First of all, I'd give these guys a "D" for writing. I know my high school English teacher would have scratched more than a few red lines through this part. But enough about style, let's get to the meat...
Right now the National Hockey League is in an interesting position.
What position is that? Does it involve stirrups or something? Sorry, another snipe at their inept writing. I'll try not to keep harping on this.
The ultimate goal of these new regulations is to draw more fans to NHL games in order to make more money. In the 2002-2003 season 50% of the NHL’s revenues came from ticket sales, and an additional 30% came from in-arena sales. Thus, 80% of the league’s revenue can be traced directly back to the fans. If the NHL can increase attendance throughout the league, the individual teams and the league itself should make more money.
I believe this falls into the "No Shit, Sherlock" category.
Now, as the NHL has made these adjustments to bring more fans to the games, fans also want to see their team win. As numerous studies have shown, attendance at professional sporting events is significantly impacted by a team’s success.4 Better teams that win more games are going to draw more fans, and they are going to gain more support off the playing field as well. Sports teams are profitable entities and a winning record is an important factor in determining their financial success.
More "No Shit, Sherlock", except for that last sentence. I thought the whole point here is that, by and large, NHL teams are not profitable. And it should be noted that a winning record can be important for an individual team's profitability, but not for the league as a whole. For every winner, there's a loser...
II. CURRENT RESEARCH ON PRODUCTION IN SPORTS AND THE NHL
Here follows a largely irrelevant section surveying various studies across baseball, football, basketball, and hockey, none of which really get to the point about the factors that drive NHL team performance. The hockey ones are mostly about wage structure and its relation to ethnicity or violent play.

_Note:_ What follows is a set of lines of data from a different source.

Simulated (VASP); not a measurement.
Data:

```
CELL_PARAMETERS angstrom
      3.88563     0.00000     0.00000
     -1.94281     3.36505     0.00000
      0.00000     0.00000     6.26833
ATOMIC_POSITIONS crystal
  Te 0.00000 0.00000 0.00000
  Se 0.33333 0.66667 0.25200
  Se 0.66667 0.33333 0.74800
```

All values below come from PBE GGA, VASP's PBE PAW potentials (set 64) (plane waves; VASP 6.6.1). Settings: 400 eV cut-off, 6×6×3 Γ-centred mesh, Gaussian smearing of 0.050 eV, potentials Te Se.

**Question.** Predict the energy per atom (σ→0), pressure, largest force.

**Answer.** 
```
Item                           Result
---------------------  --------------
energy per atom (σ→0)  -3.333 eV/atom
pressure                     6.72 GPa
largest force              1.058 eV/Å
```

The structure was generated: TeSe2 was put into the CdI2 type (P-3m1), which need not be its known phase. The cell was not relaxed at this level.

III. THE EMPIRICAL MODEL AND DATA
Here's where we enter the morass...
As wins and win percentage have often been employed in production models dealing with professional sports, the NHL does not base their rankings on either of these measures. In contrast, rankings in the NHL are determined by Team Points, where each team receives two points for a win and one point for a tie after regulation.
Obviously the authors don't understand that Team Points are equivalent to Win Percentage * Games Played. And another writing criticism; that first sentence is really awkward. Try starting it with "Although", rather than "As".
For some reason, they decide to focus on deriving two measurements for team performance: Team Points and Goals Allowed. Maybe it's just because those are the numbers that best worked out for them, but one would think that Goals For would be the natural complement to Goals Allowed, since the relation of Goals For and Against to Team Points has been fleshed out pretty well by numerous parties (including Hockey Analytics, for example).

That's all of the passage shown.